The General Clauses Act 1897 and the Transfer of Property Act defines both these terms. Section 3 (26) of the General Clauses Act says: “immovable property” shall include land, benefits to arise out of land, and things attached to the earth, or permanently fastened to anything attached to the earth”. Whereas, Section 3(36) defines movable property as “property of every description, except immovable property”. So as per this definition, any property which does not qualify to be immovable property, is a movable property. This definition of immovable property under the General Clauses Act is affirmative in nature as against the definition contained in the Transfer of the property Act 1882, which is negative in nature. As per TPA, immovable property does not include standing timber, growing crops or grass. It further says that “attached to the earth” means:
(a) rooted in the earth, as in the case of trees and shrubs;
(b) imbedded in the earth, as in the case of walls or buildings; or
(c) attached to what is so imbedded for the permanent beneficial enjoyment of that to which it is attached.

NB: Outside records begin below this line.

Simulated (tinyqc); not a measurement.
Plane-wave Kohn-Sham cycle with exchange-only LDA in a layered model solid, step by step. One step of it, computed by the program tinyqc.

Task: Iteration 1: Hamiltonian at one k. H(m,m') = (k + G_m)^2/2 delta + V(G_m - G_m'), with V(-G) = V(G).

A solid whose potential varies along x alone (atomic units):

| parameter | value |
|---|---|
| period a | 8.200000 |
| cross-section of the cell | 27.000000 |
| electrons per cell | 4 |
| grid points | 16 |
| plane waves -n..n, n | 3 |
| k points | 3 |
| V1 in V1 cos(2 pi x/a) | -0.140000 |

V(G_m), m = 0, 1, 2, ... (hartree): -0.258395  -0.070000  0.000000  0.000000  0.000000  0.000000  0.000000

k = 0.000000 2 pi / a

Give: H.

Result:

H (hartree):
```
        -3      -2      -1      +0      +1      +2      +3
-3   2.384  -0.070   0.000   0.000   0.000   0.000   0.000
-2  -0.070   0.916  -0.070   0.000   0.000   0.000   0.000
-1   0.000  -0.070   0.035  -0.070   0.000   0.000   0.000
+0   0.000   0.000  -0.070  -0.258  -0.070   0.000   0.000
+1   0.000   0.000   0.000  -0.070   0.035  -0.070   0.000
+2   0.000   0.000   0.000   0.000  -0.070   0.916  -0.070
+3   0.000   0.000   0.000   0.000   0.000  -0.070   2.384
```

As per the definition of immovable property contained in the General Clauses Act and the Transfer of Property Act, it is clear that things attached to the earth or permanently fastened to anything attached to the earth is immovable property. Anything imbedded in the earth or attached to what is so imbedded for the permanent beneficial enjoyment of that to which it is attached, qualifies to be attached to the earth. In the case of applicant, it is an admitted fact that the structure (shamiana, pandal or tent) constructed/ erected by the applicant is fixed to the foundation by nuts and bolts. But the applicant holds that this affixation of pillars and pre-fabricated shelter to the earth is not permanent. So, in essence, the question which needs to be dealt with by this Authority is whether this affixation of the structure with the earth or pillar imbedded in the earth is permanent or temporary - The THE COMMISSIONER TRADE TAX UP. LUCKNOW VERSUS TRIVENI NL. LTD. [2014 (4) TMI 842 - ALLAHABAD HIGH COURT] has observed that “permanently fastened to anything attached to the earth” has to be read in the context for the reason that nothing can be fastened to the earth permanently so that it can never be removed. If the article cannot be used without fastening or attaching it to the earth and it is not removed under ordinary circumstances, it may be considered permanently fastened to anything attached to the earth.
In this case, the applicant company is in the business of organizing wedding and other functions from its own premises at Ambience Golf Drive, Gurugram Haryana. Since, the premises where the structure has been erected is company's own premises, it suggests that the shamiana/ tent/pandal has been constructed/ erected for permanent enjoyment. It is not the case of applicant that it plans to dismantle and move the structure to some other place. The pictures attached with the application also depict that the civil work has been undertaken on a very large scale at the premises and this also indicates the permanent nature of the construction/ erected. Further, the concretionary base and the pillars used as platform and support to the structure is also of large dimensions and the platform or the structure cannot be put to beneficial use without the existence of the other. Merely because the walls and roofs have been replaced with pre-fabricated structure (an Engineering marvel), an immovable property cannot be categorized as movable property. Since, both the degree and nature of annexation/ attachment of the structure to the earth is strong and permanent, the structure in question is an immovable property.
The applicant is not entitle to the credit of input tax in view of the provisions of Section 17(5)(d) of the CGST/ HGST Act, 2017.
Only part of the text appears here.